Monika Seleš is a former Yugoslav and later American tennis player. She was born in Novi Sad in 1973. Her early tennis development was supported by her father Karolj, but also by the famous Jelena Genčić, who had a special flair for recognizing future tennis stars and working with them dedicatedly (besides Monika, she worked with Goran Ivanišević and Novak Djoković). This enormous tennis talent is nurtured with extreme care because it is really rarely seen. Monica is still considered one of the best tennis players among women in the history of this sport.

Monika’s tennis path was very interesting but also specific. She won her first tournament at the age of 9, not even knowing all the rules of tennis. Her playing style was very specific. Since she started playing tennis as a very young girl, it was easier for her to hold the racket with both hands, so she hit both forehand and backhand with two hands. She had extremely strong shots and an excellent return, which somewhere marked her as the first “power play” tennis player in the history of women’s tennis.
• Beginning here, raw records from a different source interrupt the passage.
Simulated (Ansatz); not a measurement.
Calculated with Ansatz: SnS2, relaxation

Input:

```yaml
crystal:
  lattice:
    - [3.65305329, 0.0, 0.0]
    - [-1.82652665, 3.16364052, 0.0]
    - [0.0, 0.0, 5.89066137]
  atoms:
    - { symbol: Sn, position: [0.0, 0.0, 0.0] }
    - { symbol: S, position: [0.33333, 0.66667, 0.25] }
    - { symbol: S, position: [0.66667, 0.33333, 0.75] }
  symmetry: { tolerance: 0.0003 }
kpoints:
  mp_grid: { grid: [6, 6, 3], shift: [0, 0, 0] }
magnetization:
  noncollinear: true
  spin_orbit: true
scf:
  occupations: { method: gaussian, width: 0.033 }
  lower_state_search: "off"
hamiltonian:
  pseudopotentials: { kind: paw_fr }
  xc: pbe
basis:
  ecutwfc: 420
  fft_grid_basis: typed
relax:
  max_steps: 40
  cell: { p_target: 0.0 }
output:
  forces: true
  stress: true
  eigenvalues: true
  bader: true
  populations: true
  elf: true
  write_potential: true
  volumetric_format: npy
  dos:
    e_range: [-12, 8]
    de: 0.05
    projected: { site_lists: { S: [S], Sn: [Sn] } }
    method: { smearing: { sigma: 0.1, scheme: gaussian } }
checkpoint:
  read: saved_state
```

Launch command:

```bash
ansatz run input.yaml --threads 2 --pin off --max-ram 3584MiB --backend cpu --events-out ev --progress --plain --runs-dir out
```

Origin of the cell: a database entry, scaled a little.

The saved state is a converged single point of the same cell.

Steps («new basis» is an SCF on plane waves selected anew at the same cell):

At the age of 11, in 1984, she won a prestigious tournament in the USA, when the famous coach Nick Bollettieri noticed her and invited her to train in his tennis academy. She started her professional career at the age of 14, and a year later she won her first WTA tournament, defeating the famous Chris Evert in the final. She won her first Grand Slam title in 1990, at the Roland Garros, when she was only  16 years old. That’s why she was followed by the name “miracle child”.

After that, the huge rise of her career begins. From January 1991 to February 1993, her dominance was terrifying. In that period, she won 7 Grand Slam titles, and in addition, out of 34 tournaments she played in, she was in the finals in 33. That girl was unstoppable back then. Her exceptional rivalry with Steffi Graf is known, who, until Monika appeared in tournaments, was extremely dominant on the courts. Monica came out of those duels more often as the winner, except on the grass surface of Wimbledon. It remained, until the end, the only Grand Slam tournament that she did not win.

That rivalry with Graf, which was extremely important for tennis itself, cost her career. At the tournament in Hamburg, in April 1993, an obsessive fan of Steffi Graf, during a break between games, came out of the audience and stabbed Monika between her shoulder blades. That extremely unusual event was the first stumbling block in Monica’s career. After that event, she was never the same tennis player again. Physically, she recovered quite quickly, but mentally, it followed her until the end of her career. Monica was known to be extremely mentally stable on the field, but an event like this would upset anyone. Monika returned to the tour in August 1995. In the following year, she won another grand slam, and that was it. She was never the same Little Mo again.

Ever since she came to Nick’s academy, the Americans have been recruiting her to take their citizenship, but as Monika herself says, it was difficult for her to do that, because she always felt like a Yugoslav inside herself. She accepted citizenship in 1994, after her beloved Yugoslavia fell apart, but in her heart, she remained a Yugoslav forever. As a naturalized American, she won the Fed Cup with the national team in 1996 and 2000, as well as a bronze medal at the Sydney Olympics in 2000. Her statement is known that she could not play for the American national team in 1999, while NATO bombs were falling on her beloved hometown of Novi Sad.

The best player of those most important points, valuable titles, officially retired from tennis in 2008, mostly due to frequent injuries. Now she leads a quiet life away from the public eye. In the history of women’s tennis, she will certainly be remembered as one of the greatest players ever.